Dustin Yellin | Layered Handwriting

Every time I get back to the city — NYC — there’s invariably some kind of art full experience that is remarkable.

That is, something has to be said about it.

Some thing happens.

I was walking in Chelsea, trying to check out a show of work by Andy Goldsworthy, and I came upon another gallery that was closed for an installation. Standing there, this person came out. Dustin Yellin. His show, his installations. And we got to talking.

Mostly about his work.

When you see it, you’re thinking that it’s something that is somehow laid into, encased in, some hardened resin or acrylic.

But rather, as Dustin told me, it’s laid in. Layered in, a painting of one layer, then another, then another — each hardened as a concretion of painting. And this slow animation, the design form shifting and expanding, creates a strange character of mass — so the forms that are encased in this slow pouring of paint and acrylic seem like they are floating. And they take months of work. So Dustin does his work on a number of installations simultaneously.

The work might be suggesting the handwriting. Or the handwriting is the work?

That is on the cover of this image that he signed for me. You can kind of see there’s a Tim there,squiggling around, like a lot of his other objects. Squiggling and squirming. I was particularly struck by a kind of Victorian circular object, on a tripod — why that? It just seemed strange, in that kind of peculiar way in which the Victorians liked to display objects of curiosity. It looked like kind of sea creature, encased. I liked that. It reminded me of something coming out of Captain Nemo’s interior design program, on the Nautilus.

The other thing is the amorphous character of the forms, as they spindle and wobble, like brilliantly colored seaweed, silently froze in a cast chamber of ice.

And the invented insecta. Enough to send the insectophobic sprinting. And the character of these are surely gnarled renderings of the primitive and ancient arthropoda — from the imagination.

Still, they feel right.

Here’s some thing.

Is it so, that the rendering of the artist actually linked to the way in which they write? Is drawing a form of handwriting? Is the scribbling of the mind full thoughts like the scratching of the artist? What’s the difference between writing and drawing — both interpret something, don’t they?
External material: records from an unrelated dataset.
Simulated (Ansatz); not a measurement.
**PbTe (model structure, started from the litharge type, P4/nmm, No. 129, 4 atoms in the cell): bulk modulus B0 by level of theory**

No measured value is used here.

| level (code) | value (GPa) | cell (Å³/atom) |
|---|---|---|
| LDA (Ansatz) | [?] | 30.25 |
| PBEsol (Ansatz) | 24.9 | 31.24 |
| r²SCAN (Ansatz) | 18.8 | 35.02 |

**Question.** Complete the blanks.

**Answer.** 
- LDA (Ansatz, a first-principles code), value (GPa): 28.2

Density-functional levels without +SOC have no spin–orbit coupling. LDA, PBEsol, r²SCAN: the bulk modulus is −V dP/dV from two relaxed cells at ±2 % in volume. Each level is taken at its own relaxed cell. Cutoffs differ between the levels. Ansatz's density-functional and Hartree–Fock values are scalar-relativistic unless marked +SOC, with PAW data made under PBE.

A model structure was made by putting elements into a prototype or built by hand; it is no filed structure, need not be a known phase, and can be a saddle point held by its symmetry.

I believe, in a way, that it is — drawing as handwriting; writing as mind drawing. Like the draughtsman, a beautiful drawing can come of the skill of practicing seeing, and linking the connection between what is seen, or imagined, and the ability to render it. Of course, some people who draw do so from other indices of perception; it’s not about replicating, but instead it’s about what’s seen inside the mind and imagination. I do both. I’m sure most artists do both. But the link between the spirit of Dustin’s rendering, and the nature of his handwriting, struck me instantly.

I’m sure that you can think of other examples.